The key questions are how do we create meaningful collaborations through this revolution, how can new technologies assist the world to close a $1 trillion annual infrastructure investment gap, and design long-term oriented investment frameworks to create a sustainable future?

In line with the theme of the 10th BRICS Summit, it is also important to mention that research by the OECD, World Bank and others, highlight that new thinking in industrial policy pays attention to spatial outcomes of development processes to address inequalities.

This means that we must critically examine our own National Industrial Policy Action Plan, which has a special focus on minerals and beneficiation, agriculture and agro-processing, energy, attracting investments and growing the oceans economy – from the perspective of spatial profiling that understands and facilitates the location of key growth points across regions.

Our strategies have to grow the economy, bring social cohesion and spatial justice to all our people.

This Forum will therefore continue our conversations on how partnerships and development cooperation, on a global scale, can benefit our localisation agenda for urban development.

This is critical as we debate how we plan for industrial growth, manage urban influx and sustainable urbanization, develop rural areas and smaller towns and ensure viable municipal spaces going forward.

Our session on ‘Urban-rural infrastructure development and spatial integration’ will hopefully provide answers on some of these.

Our urban policy, the IUDF provides an urban vision and policy for South Africa and presents practical interventions for implementing the policy.

These are premised on nine policy levers. These levers provide entry points for planning and implementing optimal city environments. The key lever is for interdisciplinary spatial planning and land-use management practices that actively integrate infrastructure investments, public transport and human settlements as the baseline for the productive, inclusive, and liveable city.

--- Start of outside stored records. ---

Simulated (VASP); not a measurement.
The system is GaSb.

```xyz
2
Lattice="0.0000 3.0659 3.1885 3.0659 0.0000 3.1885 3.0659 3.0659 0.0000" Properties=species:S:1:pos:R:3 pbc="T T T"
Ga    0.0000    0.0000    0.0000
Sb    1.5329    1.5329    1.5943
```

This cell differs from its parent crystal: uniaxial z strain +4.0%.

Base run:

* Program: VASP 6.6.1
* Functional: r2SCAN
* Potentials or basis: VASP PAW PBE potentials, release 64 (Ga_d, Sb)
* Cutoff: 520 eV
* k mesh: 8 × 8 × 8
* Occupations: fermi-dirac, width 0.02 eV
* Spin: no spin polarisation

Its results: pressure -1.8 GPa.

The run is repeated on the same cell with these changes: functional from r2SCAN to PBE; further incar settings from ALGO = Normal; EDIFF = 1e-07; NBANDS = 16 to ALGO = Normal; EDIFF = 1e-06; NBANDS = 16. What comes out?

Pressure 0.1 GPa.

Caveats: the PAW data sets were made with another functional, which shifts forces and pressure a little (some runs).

These interventions are to be sustained through building more inclusive urban economies, improving the way that cities are governed, strengthening the management of city finances, and empowering communities to participate in urban design and form.

The IUDF addresses cross-cutting levers, namely the promotion of urban-rural interdependency, urban safety, and urban environmental resilience.

Our urban agenda commits us to action on these levers through mobilization of ‘An all of government, and a whole of society approach,’ which at the global level, invites our BRICS partners to support and engage with us on our mutual commonalities, challenges, and opportunities for cooperation and collaboration.


I also look forward to the session on Smart Cities. The role of technology in enhancing cities as centres of development will enable us as emerging markets and developing nations to play a more prominent role in stimulating Inclusive Growth and Shared Prosperity. This gels well with the broader BRICS theme of being positioned to take advantage of the Fourth Industrial Revolution.

I anticipate with enthusiasm the high quality dialogues that will take place here, which will enable us to enhance our collaboration and also expand on the previous BRICS themes.

Our deliberations will assist us in working towards a common platform for the 10th BRICS Summit in July.

We thank you very much.

And again welcome to South Africa and East London.